Oct. 21st, 2009

reileen: (reading - books)
Sexy, smart Trixa Iktomi runs a profitable a bar in Las Vegas, dealing in more than just booze. For the past couple of years, she's been specializing in the information trade on both the mortal and immortal ends of the spectrum, hoping to find some clue as to the identity of the demon who murdered her younger brother, Kimano. When she hears of a powerful artifact known as the Light of Life, she knows she's got the ultimate bargaining tool for use in getting the details that she wants. First, though, she has to actually find the thing. And then she has figure out what side - angelic or infernal - she's on in the end, because neither of them are gonna let her walk away with the Light of Life.

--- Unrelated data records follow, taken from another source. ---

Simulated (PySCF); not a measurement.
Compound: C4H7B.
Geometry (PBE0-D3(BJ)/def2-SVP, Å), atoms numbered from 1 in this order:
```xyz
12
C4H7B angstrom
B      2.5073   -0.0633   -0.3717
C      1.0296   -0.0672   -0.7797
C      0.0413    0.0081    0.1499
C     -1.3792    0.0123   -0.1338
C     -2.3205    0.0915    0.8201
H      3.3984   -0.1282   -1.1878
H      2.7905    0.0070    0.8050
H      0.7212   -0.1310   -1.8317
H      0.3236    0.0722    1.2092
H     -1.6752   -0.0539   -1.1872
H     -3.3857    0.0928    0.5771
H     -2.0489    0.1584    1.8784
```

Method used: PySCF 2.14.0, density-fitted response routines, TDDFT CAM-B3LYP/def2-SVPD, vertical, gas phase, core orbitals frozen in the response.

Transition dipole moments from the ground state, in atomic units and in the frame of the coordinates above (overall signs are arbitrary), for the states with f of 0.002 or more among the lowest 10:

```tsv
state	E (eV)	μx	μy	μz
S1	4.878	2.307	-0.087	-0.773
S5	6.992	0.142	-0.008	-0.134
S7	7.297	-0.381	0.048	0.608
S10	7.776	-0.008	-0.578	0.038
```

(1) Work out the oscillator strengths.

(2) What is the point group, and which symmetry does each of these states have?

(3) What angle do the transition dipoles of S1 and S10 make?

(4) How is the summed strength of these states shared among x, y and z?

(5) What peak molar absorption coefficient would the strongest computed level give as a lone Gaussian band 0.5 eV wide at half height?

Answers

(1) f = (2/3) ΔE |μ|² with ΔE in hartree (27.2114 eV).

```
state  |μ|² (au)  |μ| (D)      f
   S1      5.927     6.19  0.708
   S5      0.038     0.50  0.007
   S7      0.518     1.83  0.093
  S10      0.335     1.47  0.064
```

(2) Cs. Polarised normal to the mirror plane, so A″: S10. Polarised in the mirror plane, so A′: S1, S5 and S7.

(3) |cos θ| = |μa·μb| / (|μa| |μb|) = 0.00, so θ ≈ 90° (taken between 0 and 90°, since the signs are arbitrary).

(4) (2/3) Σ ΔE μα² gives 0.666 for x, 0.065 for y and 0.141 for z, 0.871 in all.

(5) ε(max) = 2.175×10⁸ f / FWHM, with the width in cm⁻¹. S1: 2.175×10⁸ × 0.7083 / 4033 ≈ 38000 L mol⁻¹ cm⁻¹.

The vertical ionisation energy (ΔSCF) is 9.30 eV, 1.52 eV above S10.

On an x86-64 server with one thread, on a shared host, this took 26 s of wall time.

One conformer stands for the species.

I'm a big fan of Thurman's Cal Leandros series, so when I spotted this on the shelves of the DePaul B&N a while back, I was expecting good things from it. Trick of the Light features a witty, sharp, sarcastic narrative voice (told in 1st-person from Trixa's POV) that's characteristic of the Cal Leandros books. Unfortunately, it feels as though Thurman fell a little too much in love with Trixa's voice, because gurl howdy the narrative infodumping was over nine thousand. It starts right in the first chapter, as Trixa and her two demon-hunting wards, Zeke and Griffin, burn down a nightclub owned by a demon that pissed off Trixa recently. I really wanted to like Trixa as a strong and unapologetically self-assured female protagonist; I can sort of forgive Trixa's excessive smugness and vanity as a result of a certain spoiler (which shouldn't really a be too much of a spoiler if you just stop and think about things for three seconds), but I think part of what breaks the character for me is that she doesn't have the same sense of vulnerability that, say, Cal Leandros has. Snarking as a defense mechanism is easier to grasp; snarking because you're Just That Damn Good is a lot less charming. I mean, yes, I know she's devastated over losing her younger brother, but it simply didn't resonate with me. Part of the problem is, as I already hinted at earlier, Thurman's tendency in this book to tell more than she shows. As a result, the effects of Kimano's death on Trixa come off as distant and stilted - as though Trixa wanted revenge because that's what she should want, rather than what she actually wanted.

Zeke and Griffin are definitely my favorite characters. Both of them are orphans who were discovered by Trixa some years ago rummaging around in the garbage near her bar. She gave them jobs, food, and a place to stay, and now the three of them are as close as family (...although Zeke likes to casually flirt with Trixa, lol). Zeke's a trigger-happy sociopath who's trying (...sort of) to feel what "normal" people feel, while Griffin acts as Zeke's conscience. The interaction between the two is a joy to watch unfold, and there's a really satisfying payoff in the end, involving both a sort of predictable progression of their relationship but also a really interesting twist on their origins. They kind of remind me of Nick and Alan from Sarah Rees Brennan's The Demon's Lexicon, although I think Zeke and Griffin are on more equal terms than Nick and Alan are.

Overall, though, I was pretty disappointed with this book. I kept getting annoyed with Trixa as narrator, and I was bored silly by the whole Light of Life plot - which is sad considering that it's pretty much the main plot of the novel. (And really, could you come up with a more generic name for an artifact? Yeesh!) I have to admit that I didn't see the twist with Zeke and Griffin coming, and I enjoyed that greatly, but like I said those two are my favorite characters in the book. There's a hint of some overlap with the Cal Leandros storyverse, though (Trixa mentions a certain Robin Goodfellow that she knows back in New York), so I may continue picking up subsequent books to see what Thurman does with that. And of course I'd love to see what happens to Zeke and Griffin.

If you're new to Thurman's work, stay away from Trick of the Light and stick with the Cal Leandros novels.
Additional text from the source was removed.